I was now down 47 pounds, and I felt frustrated initially. I wanted my weight to go down a little more quickly, but some unhealthy eating during Las Vegas, Finals Week, and Easter made that difficult.
Ultimately, I decided not to give up, and really stuck to clean eating and exercise. I also hit a small bump in my fitness-I felt a bit uninspired, but after really pushing myself, I have developed a routine that I love and that I look forward to. I have started loving fitness more and more, and am now really into running, yoga, dance fitness, and am starting to get into spinning and swimming.
I was overjoyed to step on the scale and see that I have lost 50 pounds. It is such a milestone that I am extremely proud of. I am feeling great, and am starting to like my body. I like what I am becoming and I can’t wait to see how it continues to transform before my eyes. I have lost 50 pounds after 9 months on the vegan lifestyle, and I have gained confidence, happiness, and a purpose: to share the importance of a healthy and compassionate life. I am still learning so much, and I hope that we can learn together. I am still trying to be my happiest, and I still struggle sometimes with my body image. However, I have come such a long way that I am truly proud of. My accomplishments have shown me that I am capable of so much more than I ever knew, and that I have no reason to ever doubt myself.
One year! I lost 54 pounds and was healthier than ever!
Unfortunately, stress of school, losing both my grandparents within two months, and not really caring about my health, I gained 19 pounds. As of March 9, 2017, I have lost 2 of the 19 pounds, so taking the setback in mind, I have lost a total of 37 pounds, not 54. I hope to get back on track and lose all the extra weight and more. I am back to eating better, working out, and caring about myself. A bump in the road does not and will not define my entire life or the efforts I have made. In my mind, it’s all up from here.

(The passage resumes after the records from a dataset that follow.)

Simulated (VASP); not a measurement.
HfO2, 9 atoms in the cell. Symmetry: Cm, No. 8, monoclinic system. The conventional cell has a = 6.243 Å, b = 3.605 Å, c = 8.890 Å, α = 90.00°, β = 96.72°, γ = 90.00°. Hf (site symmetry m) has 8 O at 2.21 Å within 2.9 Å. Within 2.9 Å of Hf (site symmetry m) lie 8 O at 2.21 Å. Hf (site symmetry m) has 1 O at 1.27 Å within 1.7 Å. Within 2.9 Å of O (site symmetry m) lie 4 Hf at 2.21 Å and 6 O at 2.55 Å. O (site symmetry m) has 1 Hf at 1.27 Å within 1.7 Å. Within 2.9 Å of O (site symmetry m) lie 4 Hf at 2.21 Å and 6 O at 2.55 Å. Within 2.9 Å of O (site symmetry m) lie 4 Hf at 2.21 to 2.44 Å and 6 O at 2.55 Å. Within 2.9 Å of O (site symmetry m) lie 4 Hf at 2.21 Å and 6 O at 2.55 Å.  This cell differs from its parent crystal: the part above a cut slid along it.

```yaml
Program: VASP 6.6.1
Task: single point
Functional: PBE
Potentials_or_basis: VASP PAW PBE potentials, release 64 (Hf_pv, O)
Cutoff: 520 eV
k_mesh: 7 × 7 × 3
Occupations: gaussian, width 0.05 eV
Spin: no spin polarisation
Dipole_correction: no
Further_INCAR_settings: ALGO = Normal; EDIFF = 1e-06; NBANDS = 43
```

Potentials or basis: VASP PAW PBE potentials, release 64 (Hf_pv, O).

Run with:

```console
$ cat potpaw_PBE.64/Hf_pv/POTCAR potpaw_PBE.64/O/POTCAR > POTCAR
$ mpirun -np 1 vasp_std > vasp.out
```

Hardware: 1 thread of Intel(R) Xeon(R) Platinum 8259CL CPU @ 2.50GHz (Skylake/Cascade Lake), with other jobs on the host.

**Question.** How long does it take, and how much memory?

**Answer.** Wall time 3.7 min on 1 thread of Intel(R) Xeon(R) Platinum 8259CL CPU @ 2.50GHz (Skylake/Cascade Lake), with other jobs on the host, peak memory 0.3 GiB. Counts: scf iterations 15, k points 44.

I love this lifestyle, and I swear by it. I love being vegan, and I love how much I have grown just by making one life decision-little did I know it would end up being such a big, significant decision that has influenced my entire life. My one goal is to show that plant-based living doesn’t have to be restrictive, and that it can change lives for the better (like it did mine!).
I can’t wait to see where I’ll be in 3 months, 6 months, a year, 2 years. Time will tell!
I will continue adding to this as my life continues to change for the better. I want to thank everyone who has supported me thus far, this is just the start!